Re: [ecasound] schedule effects

From: Kai Vehmanen <kvehmanen@email-addr-hidden>
Date: Thu Jun 04 2009 - 00:54:13 EEST

Hi,

On Wed, 3 Jun 2009, laurent schwartz wrote:
> I tried the following line to process recording input and, unfortunately, it freezes my computer ...
> ecasound  \
>  -a:1,2 -i alsahw,1,0,0
>  -a:1 -ea:100 -klg:1,0,100,5,0,1,5,1,5.67,0,30.67,0,31,1\
>  -a:2 -etd:250,2,2,50,50 -ea:200 -klg:1,0,100,5,0,0,18,0,18.67,1,25.67,1,26,0\
>  -a:all -o alsahw,1,0,0
[...]
> When i kill pulseaudio and i use alsahw,0,0,0 instead it works fine

if you want ecasound to access ALSA directly ("alsa,hw", "alsahw" et al),
you must stop audio servers - like Pulseaudio and JACK - that take
exclusive ownership of the audio devices. Then above command shoudl work.
If it still freezes the computer, then I suspect there is a bug in the
kernel drivers for "alsahw,1" (i.e. whatever is card #1 in your system ->
check "cat /proc/asound/cards").

In theory ecasound should play nicely with "alsa,pulse" (or "alsa,default"
if pulse is set to be the default in ~/asoundrc), but this is not widely
tested yet. There have been many bugs in the ALSA pulseaudio plugin, but
many of them have been fixed in recent releases. If you want to debug this
further, it's probably best to test playback and recording separately with
pulse to figure out what goes wrong. One practical problem can be for
instance scheduling -- if ecasound uses real-scheduing, but pulseaudio
daemon does not, this won't work at all (can freeze the whole computer).
You can disable real-time scheduling with "-r:-1" ecasound option.

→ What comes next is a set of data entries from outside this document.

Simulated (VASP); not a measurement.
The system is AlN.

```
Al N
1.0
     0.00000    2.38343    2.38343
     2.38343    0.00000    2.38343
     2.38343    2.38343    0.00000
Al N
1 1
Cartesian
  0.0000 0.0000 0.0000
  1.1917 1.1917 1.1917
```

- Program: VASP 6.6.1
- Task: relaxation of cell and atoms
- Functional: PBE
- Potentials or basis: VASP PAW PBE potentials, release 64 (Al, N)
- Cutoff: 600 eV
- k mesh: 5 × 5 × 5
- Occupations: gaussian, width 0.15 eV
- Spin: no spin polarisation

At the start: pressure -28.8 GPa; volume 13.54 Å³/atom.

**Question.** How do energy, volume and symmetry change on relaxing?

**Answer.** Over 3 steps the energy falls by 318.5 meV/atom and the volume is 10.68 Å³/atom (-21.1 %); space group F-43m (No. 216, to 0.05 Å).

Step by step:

> (apart from some overrun) with the following command line:
> ecasound\
>  -a:1 -i alsahw,0,0,0  -pf test.ecp\
>  -a:all -o alsahw,1,0,0
[...]
> But i suppose overrun are normal because i'm using two audio cards in the same session (synchronization problem).

Yes. Unless the sample clocks of the PCM devices are somehow synced,
there is bound to be drift and this shows up as xruns (ecasound cannot
handle the drift). For instance in studios word clock cables are used for
this purpose:
   http://en.wikipedia.org/wiki/Word_clock

.. with PC sound cards, and internal chips, this is usually not an option,
although various DIY solutions have been tried and tested (see archives of
linux-audio-user and linux-audio-dev lists). There are also some apps that
can compensate the drift in software (e.g. jack-diplomat:
   http://orford.org/assets/jack.php
).

For many practical needs, just using a single multichannel soundcard is a
lot easier (and more robust) solution than trying to sync multiple cards
and/or computer. But if you really want ultracheap solutions, or are
building really huge and complex setups, or need to distribute processing
across multiple separte nodes, then you need to dive into these more
complicated solutions. Although apparently at least jack-diplomat is quite
easy to set up (but I haven't tried myself, so I could be very wrong on
this).. definitely a cool app!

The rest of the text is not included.